Dark Bit Factory & Gravity
PROGRAMMING => Other languages => ASM => Topic started by: xoreaxeax on May 22, 2012
-
I've been teaching myself some windows assembly for the past couple months using masm, but it seems fasm has quite a more active following, any reason to stick with masm or should I switch over?
-
Hi xoreaxeax, welcome to the forum!
I can't think of any reason to stick or change...
Microsoft will help you coding Windows, FASM maybe help with other things and be more up-to-date.
Jim
-
:hi: xoreaxeax
-
:hi: and I will say: eor.l d0,d0 ;D
-
Welcome 33C0 :-)
-
i do not like FASM for windows. Masm is good
-
Old thread, but I'm also new here and in the same boat. Learning some Windows assembly to code some demo effects. I chose assembly because that's what I've been using on other platforms. I've read a couple of books and done some simple utilities so far. I feel okay with the assembly language and studying OpenGL at the moment. Oh, for the record I use MASM.
-
I have been relearning 6502 assembly after 35 years. How much harder is x86?
-
Old thread, but I'm also new here and in the same boat. Learning some Windows assembly to code some demo effects. I chose assembly because that's what I've been using on other platforms. I've read a couple of books and done some simple utilities so far. I feel okay with the assembly language and studying OpenGL at the moment. Oh, for the record I use MASM.

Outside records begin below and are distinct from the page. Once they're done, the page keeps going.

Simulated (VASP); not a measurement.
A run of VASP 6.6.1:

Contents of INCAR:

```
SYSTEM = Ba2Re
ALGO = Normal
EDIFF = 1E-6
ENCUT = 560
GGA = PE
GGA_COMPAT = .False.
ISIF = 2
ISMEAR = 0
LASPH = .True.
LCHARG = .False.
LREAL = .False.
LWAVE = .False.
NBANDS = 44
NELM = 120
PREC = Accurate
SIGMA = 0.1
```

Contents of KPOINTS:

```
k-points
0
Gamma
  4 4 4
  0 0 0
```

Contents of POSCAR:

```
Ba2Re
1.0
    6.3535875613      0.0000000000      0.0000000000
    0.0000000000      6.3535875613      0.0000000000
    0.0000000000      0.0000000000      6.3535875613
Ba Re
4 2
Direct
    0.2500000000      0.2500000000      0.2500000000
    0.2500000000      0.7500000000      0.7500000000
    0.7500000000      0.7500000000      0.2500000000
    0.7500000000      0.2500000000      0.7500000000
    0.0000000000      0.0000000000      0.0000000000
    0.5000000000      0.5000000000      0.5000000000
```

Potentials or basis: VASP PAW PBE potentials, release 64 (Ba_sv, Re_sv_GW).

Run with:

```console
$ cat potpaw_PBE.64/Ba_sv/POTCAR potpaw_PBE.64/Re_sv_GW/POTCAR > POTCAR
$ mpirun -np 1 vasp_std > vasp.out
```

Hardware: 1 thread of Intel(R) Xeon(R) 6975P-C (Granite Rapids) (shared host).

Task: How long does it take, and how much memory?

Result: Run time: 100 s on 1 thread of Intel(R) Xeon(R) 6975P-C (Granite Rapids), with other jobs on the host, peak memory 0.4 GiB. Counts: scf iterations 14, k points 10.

have you taken a look at hitchhikr OpenGL examples?
-
Yes, I've been studying some of them already, but thanks for the suggestion.
-
I have been relearning 6502 assembly after 35 years. How much harder is x86?
Not harder just different. But for 32 bit x86 you must also learn the OS ( Win32 API, or Unix ) so this will slow you down.
It may be easier to learn x86 under DOS first and then take on Win32. Or learn Win32 from a HLL and then start learning x86.
Also iczelions tutorials are a great starting place.